UBC Theatre's Pyper electrifies folklore

Stepping into the Frederic Wood Theatre on Pyper’s opening night was like walking into another world. Littered with flashy balloons, the stage featured only one central set piece — a three-stepped structure curved towards the audience. Hanging almost ominously above the structure were ten microphones on brightly coloured wires. Beyond them, the theatre’s backstage was openly visible; scaffolding, shelves, wires and theatre equipment all laid bare for the audience to see.

With a brief yet intriguing plot description — “ten AI-Cyborg teens make a time capsule to prove their existence” — Pyper is the UBC Department of Theatre and Film’s latest production, directed by UBC Assistant Professor Leora Morris. The script is by Susanna Fournier, who won the Playwright’s Guild of Canada’s Tom Hendry Award for it in 2025. Morris said the core values of the piece were “delight, boldness, fluidity or flexibility and authentic presence.” Throughout the production’s jumps in tone, their continued attention laid in emphasizing and linking each of their choices back to the identified main values.

Pyper presented an intense but honest reflection on modern-day anxieties, frequently combining elements of absurdity with drama and emotion. The play’s cast of ten were the “Real Kids,” cyborgs attempting to create a time capsule to memorialize their own existence before being “retired.”

The cast worked remarkably well to capture the intensity and emotion of the storylines while remaining punchy, cohesive and engaging despite tonal swings. Scenes like Rachele Rutherford’s tear-wrenching portrayal of the mayor’s existential crisis showed how easily the cast managed to switch between lively scenes — that almost purposefully emphasized a lighter, gimmicky feel — and the deep, emotional messages that they easily brought from under the surface.

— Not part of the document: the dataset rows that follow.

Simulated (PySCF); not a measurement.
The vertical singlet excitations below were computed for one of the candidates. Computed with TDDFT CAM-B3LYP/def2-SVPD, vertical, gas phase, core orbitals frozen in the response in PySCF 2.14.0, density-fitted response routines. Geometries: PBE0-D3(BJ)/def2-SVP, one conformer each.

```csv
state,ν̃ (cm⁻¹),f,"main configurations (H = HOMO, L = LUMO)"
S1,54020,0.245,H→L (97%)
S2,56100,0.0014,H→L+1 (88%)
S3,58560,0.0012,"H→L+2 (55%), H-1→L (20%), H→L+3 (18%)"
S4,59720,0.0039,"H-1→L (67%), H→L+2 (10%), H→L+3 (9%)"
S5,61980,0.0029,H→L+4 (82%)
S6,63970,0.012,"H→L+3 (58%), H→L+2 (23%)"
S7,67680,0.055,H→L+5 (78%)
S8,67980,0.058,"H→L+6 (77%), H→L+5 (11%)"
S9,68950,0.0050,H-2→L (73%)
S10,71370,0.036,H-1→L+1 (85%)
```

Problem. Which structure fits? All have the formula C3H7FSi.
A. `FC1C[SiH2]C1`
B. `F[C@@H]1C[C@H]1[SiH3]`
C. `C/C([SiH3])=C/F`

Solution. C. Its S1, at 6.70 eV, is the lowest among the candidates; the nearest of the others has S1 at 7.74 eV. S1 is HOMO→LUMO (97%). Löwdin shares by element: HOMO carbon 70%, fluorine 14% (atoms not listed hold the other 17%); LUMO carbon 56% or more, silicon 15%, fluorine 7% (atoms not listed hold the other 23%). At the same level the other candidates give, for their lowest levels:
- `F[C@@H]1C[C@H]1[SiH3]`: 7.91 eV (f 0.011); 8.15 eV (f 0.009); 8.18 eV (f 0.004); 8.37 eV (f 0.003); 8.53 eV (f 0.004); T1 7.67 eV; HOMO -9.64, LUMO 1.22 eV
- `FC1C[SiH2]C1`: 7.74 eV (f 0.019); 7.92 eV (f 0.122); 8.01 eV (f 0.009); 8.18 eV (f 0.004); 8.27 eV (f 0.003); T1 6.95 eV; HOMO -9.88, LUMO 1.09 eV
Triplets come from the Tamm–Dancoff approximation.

It would be hard to distinguish between the performances of each individual actor because so much of the cast’s strength lay in their collective interaction and chemistry. Each actor embodied a particular personality which shone through consistently. According to Morris, it was mostly left to the actors to figure out the particulars of their own characters. Each night, they performed a new version of the cleanup scene, in which the Real Kids tidied away the balloons as they neared the end of their story, without any blocking by the director beyond a list of tasks they had to accomplish.

Pyper managed to take the audience on an information-packed journey that made each theme resonant and profound. Themes included artificial intelligence, data collection and surveillance, relationships with parents and anxiety — but also delved into school shooting trauma, trans rights and queer acceptance. In this regard, the plot felt complex and overwhelming at times, but it slowly came together as each smaller story found its place in the overarching narrative.

Morris said Fournier told her the script was inspired by “the energy of scrolling” between reels, which Morris used as “a guiding inspiration for the kind of jerky ways that [the play] jumps from scene to scene.” This echoes the energy of moving through the digital age while getting hit with different stimuli.

Another fascinating element of Pyper’s direction was the way it blurred the lines between the actors and audience, which went further than your typical fourth wall breaks. Throughout the show, the audience itself became part of a theatrical device, as the recipients of the time capsule and the last victim of the Pyper, the enigmatic monster that emerged from the Pied Piper narrative.

One highlight was when Mia Shanks’ character — after a monologue about her fixation on sound — invited the entire audience to participate in the play in one collective moment, where both actors and viewers sat in silence, hands covering their ears to listen to their own bodies. Morris explained that she wanted the audience to “have an experience of the theatre where they are asked to be attentive to their own presence in the collaborative environment with the actors.”

The play’s set design by Sonia Nosrati heightened the immersion and dramatic tensions of the play. The actors used the balloons and the coloured microphones throughout the play to convey new settings, create new voices and characters and provide a visual reminder of the play’s emphasis on technology. Morris said the creative team’s original workshops included ideas like a giant Aztec pyramid with a ball pit on top, which the actors would play in for the whole show. The final version — the uncovered Frederic Wood stage as a void inhabited by the balloons and central structure — was a little more meta. The play took place in a theatre, both in real life and within the story.

“[Fournier] says that the play is happening wherever the play is actually happening,” said Morris. This meant that every element included in the play directly reflected this. The plank of wood used in Pinocchio's tale or the blond braids of the German family — made of theatrical cabling — were all made out to be objects the Real Kids would have found in the theatre where they filmed the capsule.

The sound design by Emma Hamilton and lighting by Eric Chad were an essential part of the show’s more eerie and haunting moments. The character of the Pyper — played collectively by the main cast decked out in a suit of balloons — transforming the actors’ voices through the microphones made it much stronger, and the sounds that accompanied the Pyper’s movement — an amalgamation of swooshes, buzzes and other sound effects — were intentionally non-musical.

As a frequent overintellectualizing/overthinking theatregoer — an accusation I get from most of my friends who come with me to pieces that I’m reviewing — Pyper was amazing food for thought. While I had 40 minutes to explore my curiosity with Morris, I remembered wishing during the opening that I had come back a second time with a more rested brain to be able to better appreciate its nuances and complexities.

Brain-scratching and question-inducing, Pyper was unequivocally profound and successfully made the audience feel everything it throws at them, which is a testament to this specific production beyond a timely and relevant text for young people of our generation.